New hope for treasurers seeking to get cash out of Venezuela?
Government intervention into the parallel swap market last May and then replacing the parallel structure on June 9 with a new System of Transactions in Foreign-Currency-Denominated Securities (SITME; see related story), left many multinational treasurers scrambling for answers.
Foremost was to determine was how much of their cash they would be able to convert and repatriate from Venezuela. Limits placed on conversion were too low to be meaningful and fed broad speculation that the Venezuelan central bank lacked enough dollars to meet only extremely urgent demand. SITME made doing business in Venezuela just about untenable for most firms. To add to the mix, the Venezuelan Central Bank President, Nelson Merentes, at the end of July all but acknowledged that SITME was unsustainable when he reportedly said that the former swap market would be restored in October.
Now comes word that beginning today, Venezuela will issue $3bn of dollar-denominated bonds maturing in 2022, its first issue since last October. Credit Suisse and Deutsche Bank will manage the bond offering and the bonds will pay a rate of 12.75 percent, the Venezuelan Finance ministry said on its website.
How much and how for MNCs?
According to Bloomberg, the Venezuelan Finance ministry said it will sell half of the bonds to large, CADIVI-registered companies and the other half to individual investors and small companies that don’t receive dollars at the official rates of 2.6 and 4.3 bolivars per dollar.
As with all such bond offerings, treasurers have to wonder how much to bid in order to maximize their allocation. While $3bn may be intended to soak up multinational demand all at once, Bloomberg quotes Standard Chartered LatAm fixed income strategist Bret Rosen as noting that the issue could easily end up oversubscribed to the tune of $5-7bn, which would prompt a negative market reaction. Such was the case with its last bond issue in October 2009, where a $3bn issue became $5bn.

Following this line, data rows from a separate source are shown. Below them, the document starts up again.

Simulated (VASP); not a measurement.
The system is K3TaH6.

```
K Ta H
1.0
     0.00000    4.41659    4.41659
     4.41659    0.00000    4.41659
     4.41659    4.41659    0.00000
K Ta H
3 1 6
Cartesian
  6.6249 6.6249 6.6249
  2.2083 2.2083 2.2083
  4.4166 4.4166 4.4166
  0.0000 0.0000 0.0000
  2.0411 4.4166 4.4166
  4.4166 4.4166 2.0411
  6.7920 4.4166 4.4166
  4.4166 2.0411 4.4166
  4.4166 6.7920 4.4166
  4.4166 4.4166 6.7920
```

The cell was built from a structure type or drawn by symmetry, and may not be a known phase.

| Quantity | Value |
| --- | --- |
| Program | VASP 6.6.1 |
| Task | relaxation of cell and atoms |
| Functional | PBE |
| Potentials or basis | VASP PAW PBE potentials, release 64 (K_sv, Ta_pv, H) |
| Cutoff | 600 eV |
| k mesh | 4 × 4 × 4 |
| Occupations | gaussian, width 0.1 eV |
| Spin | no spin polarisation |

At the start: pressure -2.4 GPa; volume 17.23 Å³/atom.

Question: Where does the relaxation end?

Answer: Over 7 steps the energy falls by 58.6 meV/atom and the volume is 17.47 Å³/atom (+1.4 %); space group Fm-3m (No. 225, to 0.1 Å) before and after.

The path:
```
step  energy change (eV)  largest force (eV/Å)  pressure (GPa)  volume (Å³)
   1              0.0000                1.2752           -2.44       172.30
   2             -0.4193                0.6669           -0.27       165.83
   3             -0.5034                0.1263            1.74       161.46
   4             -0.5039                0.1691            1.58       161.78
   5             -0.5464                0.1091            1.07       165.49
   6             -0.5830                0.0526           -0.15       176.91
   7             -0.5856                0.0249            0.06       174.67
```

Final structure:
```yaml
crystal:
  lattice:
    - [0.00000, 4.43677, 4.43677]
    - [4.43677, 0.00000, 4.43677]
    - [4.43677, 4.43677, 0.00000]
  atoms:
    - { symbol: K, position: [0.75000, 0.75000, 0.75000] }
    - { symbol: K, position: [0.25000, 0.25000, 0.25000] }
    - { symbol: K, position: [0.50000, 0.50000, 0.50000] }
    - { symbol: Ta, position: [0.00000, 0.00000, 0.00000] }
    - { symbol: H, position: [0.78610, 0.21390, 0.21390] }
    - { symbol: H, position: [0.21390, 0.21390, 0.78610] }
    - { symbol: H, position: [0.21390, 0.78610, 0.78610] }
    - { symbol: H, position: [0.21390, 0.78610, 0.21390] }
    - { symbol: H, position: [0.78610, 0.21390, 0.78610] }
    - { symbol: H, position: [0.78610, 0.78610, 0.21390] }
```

Most Venezuelan bonds are bought as a currency exchange mechanism, however, and not to hold as an investment, so it will be interesting to see how exactly the currency conversions will work. Certainly it would not be useful to convert via SITME and its exchange limits of $50,000 a day and $350,000 a month. Since opening on June 9, SITME has reportedly traded some $1bn, or $20-30mn per day, which is far short of the $80-100mn per day on the old parallel market.
The volume differential is of course due to SITME limits, but also the end of the practice that helped spark its creation, namely the parallel market brokers exchanging currency without swapping the underlying bonds (just pretending to). The new issue helps with the supply of bonds, so it makes sense as a precursor to reconstituting the parallel market in some form or significantly restructuring SITME.
Amid talk of restoring the former swap market, there are also reports that Venezuela will create a new public securities market (Bolsa Pública de Valores) fed with new public-sector debt issues. This comes as part of a new Venezuelan Securities Market Law being drafted. While issues on the exchange will be in bolivars, eventually it could also be used to streamline companies’ access to dollars if the bonds come to be used in swap transations. Reuters and Bloomberg reportedly are being tapped to set up the trading platform. When swap transactions will be allowed to start and what rate of exchange will be used for secondary market trading is uncertain. Treasurers with business in Venezuela will have to wait and see, but there is some reason to hope for something better in the way of exchanging their bolivars.